The small resort of OPONONI runs almost seamlessly into the equally small resort of OMAPERE, comprising little more than a roadside string of houses spreading 4km along the southern shore of the Hokianga Harbour, with great views across to the massive sand dunes on the north side.
Kiwis of a certain age can tell you about Opononi and the summer of 1955–56 when a wild bottlenose dolphin, dubbed "Opo", started playing with the kids in the shallows and performing tricks with beach balls. At the time dolphin-watching trips were decades away. Christmas holidaymakers jammed the narrow dirt roads; film crews were dispatched; protective laws were drafted; and Auckland musicians wrote and recorded the novelty song Opo The Crazy Dolphin in a day. Their tape arrived at the radio station for its first airing just as news came in that Opo had been shot under mysterious circumstances. No one ever took responsibility, but amid the national mourning the song became a hit anyway.

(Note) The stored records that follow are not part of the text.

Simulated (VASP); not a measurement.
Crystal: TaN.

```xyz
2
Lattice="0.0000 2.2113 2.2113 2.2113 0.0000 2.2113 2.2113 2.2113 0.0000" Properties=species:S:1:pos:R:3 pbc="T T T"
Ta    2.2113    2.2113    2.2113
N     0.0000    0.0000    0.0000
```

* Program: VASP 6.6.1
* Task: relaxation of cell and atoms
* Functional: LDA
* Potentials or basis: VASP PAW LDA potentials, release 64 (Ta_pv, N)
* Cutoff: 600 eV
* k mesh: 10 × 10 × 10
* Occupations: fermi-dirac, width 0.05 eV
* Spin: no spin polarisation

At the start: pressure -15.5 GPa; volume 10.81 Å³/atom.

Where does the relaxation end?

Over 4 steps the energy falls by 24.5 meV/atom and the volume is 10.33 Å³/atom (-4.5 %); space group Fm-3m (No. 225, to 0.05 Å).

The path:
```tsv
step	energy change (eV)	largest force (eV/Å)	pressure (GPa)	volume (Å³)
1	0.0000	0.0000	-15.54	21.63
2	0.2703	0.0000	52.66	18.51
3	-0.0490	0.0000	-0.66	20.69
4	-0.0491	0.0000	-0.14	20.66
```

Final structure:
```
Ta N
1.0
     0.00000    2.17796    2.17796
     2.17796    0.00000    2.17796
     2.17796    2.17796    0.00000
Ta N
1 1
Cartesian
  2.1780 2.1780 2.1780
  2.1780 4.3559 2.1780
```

Opononi has dined out on its fifteen minutes of fame ever since, though the only concrete reminders are a statue of Opo in the car park outside the Opononi Resort Hotel and her grave next door outside the War Memorial Hall. To get a sense of the frenzied enthusiasm for Opo, head to Omapere where the local museum inside the visitor centre shows a short video in classic 1950s-documentary style.